One of the unique elements of ITMO University’s educational experience is that students can create their own individual learning tracks. Beyond the core subjects and electives offered to students, there are also university-wide optional courses that any student at ITMO can take. In doing so, you have the opportunity to meet and work with fellow students outside your usual study and social groups. Students of different levels of study and from different programs can get to know each other and gain new knowledge and skills in sometimes completely new areas. These courses are available for Bachelor’s and Master’s students.
Even if they’re not a part of your educational program, these courses will be included in your Diploma Supplement (should you choose to include them). Of the 61 optional courses offered in the 2022 spring semester, 9 will be taught in English.
Courses available in English this spring semester
- Development of Critical Thinking Skills for Intercultural Communication
- Environmental Foundations for Sustainable Development
- IELTS Academic / IELTS Extended Academic
- Intercultural Communication
- Introduction and History of English Literature
- Organization of Voluntary Work and Interaction With Socially-Oriented NPOs
- The Country Studies of the UK and the USA
- Translation and Interpreting Studies
- World Through Critical Thinking
You can sign up for these optional courses at my.itmo.ru as soon as they become available at the beginning of the semester. Students can choose no more than two optional courses a semester and have the right to withdraw from a course within the first two weeks of the semester. The schedule of the optional courses will be available soon on the Student Services website.
Towards the end of the 2021 fall semester, lecturers and mentors at ITMO were offered the opportunity to develop proposals for a pool of optional courses. Among the approved courses, 13 were developed by students for students (as members of the ITMO.Mentors initiative).

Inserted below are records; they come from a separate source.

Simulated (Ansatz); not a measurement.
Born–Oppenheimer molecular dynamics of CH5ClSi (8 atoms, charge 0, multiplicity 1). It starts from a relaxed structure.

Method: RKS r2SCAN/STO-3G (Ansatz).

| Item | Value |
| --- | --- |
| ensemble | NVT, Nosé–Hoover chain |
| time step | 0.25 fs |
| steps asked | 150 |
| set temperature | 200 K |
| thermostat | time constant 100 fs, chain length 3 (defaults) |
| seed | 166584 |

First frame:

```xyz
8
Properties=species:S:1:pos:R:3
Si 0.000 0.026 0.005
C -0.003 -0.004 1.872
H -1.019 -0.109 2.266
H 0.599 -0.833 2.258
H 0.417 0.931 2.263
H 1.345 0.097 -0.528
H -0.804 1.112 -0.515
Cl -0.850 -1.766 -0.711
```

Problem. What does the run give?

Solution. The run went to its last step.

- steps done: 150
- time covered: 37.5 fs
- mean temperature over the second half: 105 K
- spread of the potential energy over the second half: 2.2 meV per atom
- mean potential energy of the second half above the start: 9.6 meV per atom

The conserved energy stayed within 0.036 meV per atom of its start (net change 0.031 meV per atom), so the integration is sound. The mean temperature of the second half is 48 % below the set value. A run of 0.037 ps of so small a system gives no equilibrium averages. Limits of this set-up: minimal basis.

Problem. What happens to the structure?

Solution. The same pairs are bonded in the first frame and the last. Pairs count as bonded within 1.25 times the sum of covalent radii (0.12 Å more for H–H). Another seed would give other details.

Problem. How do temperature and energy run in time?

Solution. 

For those interested in intercultural communication, for example, there are a few courses aimed at developing this highly sought-after skill. Intercultural Communication is a six-week crash course intended on helping students learn how to build a comfortable international environment at the university and in their future careers. From the beginning of the course, each student is paired up with a student of our Russian language Foundation Program to learn about their culture and think about how to help integrate them into life at ITMO University and St. Petersburg. They analyze the students’ needs, create a cultural profile, and design an action plan. The lecturers of this course have first-hand experience of studying and working in different countries, as well as working directly with international students and professors in St. Petersburg, so the classes promise to be active, engaging, and full of interesting stories.
The Translation and Interpreting Studies course, offered by a team of teachers from ITMO’s Foreign Language Training Center and beyond, also builds skills that contribute to intercultural communication:
“At ITMO, our English courses are focused on the communicative approach, which is highly effective in terms of language acquisition, but we don’t teach grammar-translation skills,” explains Inna Anokhina, head of the Translation and Interpreting Studies course. “Translating from one language into another builds up your ability to analyze, to compare, to detect information, and to critically evaluate it. In this course we are going to translate from Russian into English and from English into Russian, but also we are going to translate texts from different historical periods.”
Nadezhda Pirogova from ITMO’s Foreign Language Training Center incorporates some elements of critical thinking into her English classes and has found that students were particularly interested when discussing intercultural issues. To meet that demand, she has designed a course titled Development of Critical Thinking Skills for Intercultural Communication. The course helps students think critically about what they’re learning as they explore language, culture, and their own real-life experiences. By the end of the course, students will be able to improve their critical thinking skills on their own.
Critical thinking is also explored in the World Through Critical Thinking course, offered by Evgenia Windstein from ITMO’s Foreign Language Training Center together with Richard Smith, a native English speaker from the United States. She was inspired to develop this course based on something she had heard from ITMO’s Rector Vladimir Vasilyev: “Lecturers are expected to be not merely experts teaching a specific subject, but also influencers who are willing to exchange knowledge, life experience, and skills with the younger generation.”
“Today, when we all are exposed to an avalanche of often questionable information, it is vital for people of all ages to understand how to filter this data so as not to fall for fake news,” she explains.
Students of this course will develop analytical skills necessary to see a bigger and clearer picture of the world, they will also have the opportunity to build up their English vocabulary.
Another common issue we are facing today is the plethora of global environmental problems. Aziza Oripova, a lecturer at ITMO’s Faculty of Energy and Ecotechnology, has launched the Environmental Foundations for Sustainable Development course to help students explore current environmental problems, ways to reduce the negative effects of these problems, and develop their skills in the field of sustainable development.
“Students will learn the principles and concepts of green building, circular economy, resource efficiency, alternative energy, recycling and waste treatment technologies, and much more,” explains Aziza. “I expect that students will use these skills and knowledge to design and evaluate their scientific and professional projects from the perspective of sustainable development. And if this knowledge will help them to reduce their carbon footprint, it will be an additional bonus.”